Why do we need a light show to see Hadrian's Wall?

Olden globes … visualisation of Connecting Light, an installation along Hadrian's Wall
Olden globes … visualisation of Connecting Light, an installation along Hadrian's Wall

On 31 August and 1 September a digital installation called Connecting Light will turn Hadrian's Wall into an artwork. At last, boring old history will become acceptable contemporary culture!

Sorry. I don't get it. Why is it so great or valuable or necessary to turn Hadrian's Wall into modern art for a couple of nights? Because it will stimulate news coverage like these words you are reading, that's why, and for no other reason.

That is also, I suspect, why artist Glenn Brown has been invited to show his subversive paintings among a collection of old masters at the National Trust's Upton House. It is the motivation for most events that juxtapose current culture with history. We are becoming a nation of present-minded narcissists. We only seem to see the historic monuments and rich heritage of premodern art that are found all over the British Isles when these treasures are repackaged and re-presented as modern culture.

At least that's how it looks through the lens of the media. In reality, the cultural behaviour of modern Britons is varied and historically eclectic. I can bet that if you go for a walk on Hadrian's Wall any day of the year you'll encounter plenty of people of all ages who have come to imagine Roman Britain without any need for digital art to update it. Similarly I was recently astounded by the crowds on a rainy weekday morning at Chatsworth in Derbyshire, and while Hampton Court Palace near London recently got a moment in the news thanks to Bradley Wiggins, it gets masses of visitors every day.
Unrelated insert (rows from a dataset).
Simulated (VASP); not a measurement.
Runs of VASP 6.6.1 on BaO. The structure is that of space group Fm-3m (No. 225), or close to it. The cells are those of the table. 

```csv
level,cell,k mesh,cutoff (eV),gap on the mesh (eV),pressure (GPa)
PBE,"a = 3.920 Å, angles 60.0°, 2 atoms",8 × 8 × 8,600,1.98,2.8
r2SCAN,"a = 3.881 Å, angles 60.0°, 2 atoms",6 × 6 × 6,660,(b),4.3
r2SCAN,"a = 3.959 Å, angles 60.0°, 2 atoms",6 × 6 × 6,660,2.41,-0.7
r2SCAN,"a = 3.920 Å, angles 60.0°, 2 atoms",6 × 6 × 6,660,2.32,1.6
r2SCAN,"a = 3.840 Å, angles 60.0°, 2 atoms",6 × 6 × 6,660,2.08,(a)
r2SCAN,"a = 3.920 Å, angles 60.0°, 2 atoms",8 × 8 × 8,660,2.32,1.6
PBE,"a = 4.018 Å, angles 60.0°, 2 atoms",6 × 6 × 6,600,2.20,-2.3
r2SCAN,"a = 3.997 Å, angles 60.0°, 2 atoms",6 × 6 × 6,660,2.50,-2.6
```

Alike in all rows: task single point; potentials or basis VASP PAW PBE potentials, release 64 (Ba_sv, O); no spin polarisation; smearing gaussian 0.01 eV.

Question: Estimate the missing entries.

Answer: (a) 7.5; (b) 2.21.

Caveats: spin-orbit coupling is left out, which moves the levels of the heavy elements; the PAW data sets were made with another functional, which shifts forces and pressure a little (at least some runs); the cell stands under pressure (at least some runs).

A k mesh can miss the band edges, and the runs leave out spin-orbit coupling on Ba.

Meanwhile, readers are doting on Hilary Mantel's second book in her series of historical novels about the Tudor Reformation. Why is it, when Mantel's audience are lapping up details about 16th-century life, that we in the media can only get excited about today and, at a pinch, yesterday?

Obviously it goes with the territory – news is new – but coverage of the arts ought to be more responsive to the diversity and richness of cultural life, which is not bounded by immediate events unless you are the shallowest metropolitan caricature imaginable. A real reader dances from Mantel's or Self's latest to a Henry James or Agatha Christie or Lucretius. An art lover might visit the ICA and the Wallace Collection on the same day.

There should be space in our public cultural debates and meditations to imagine other times as well as our own. The trouble with a light show on Hadrian's Wall is that it actively gets in the way of picturing the Romans walking on their battlements. And I can't see any reason to care about this monument if we don't want to dream of the past.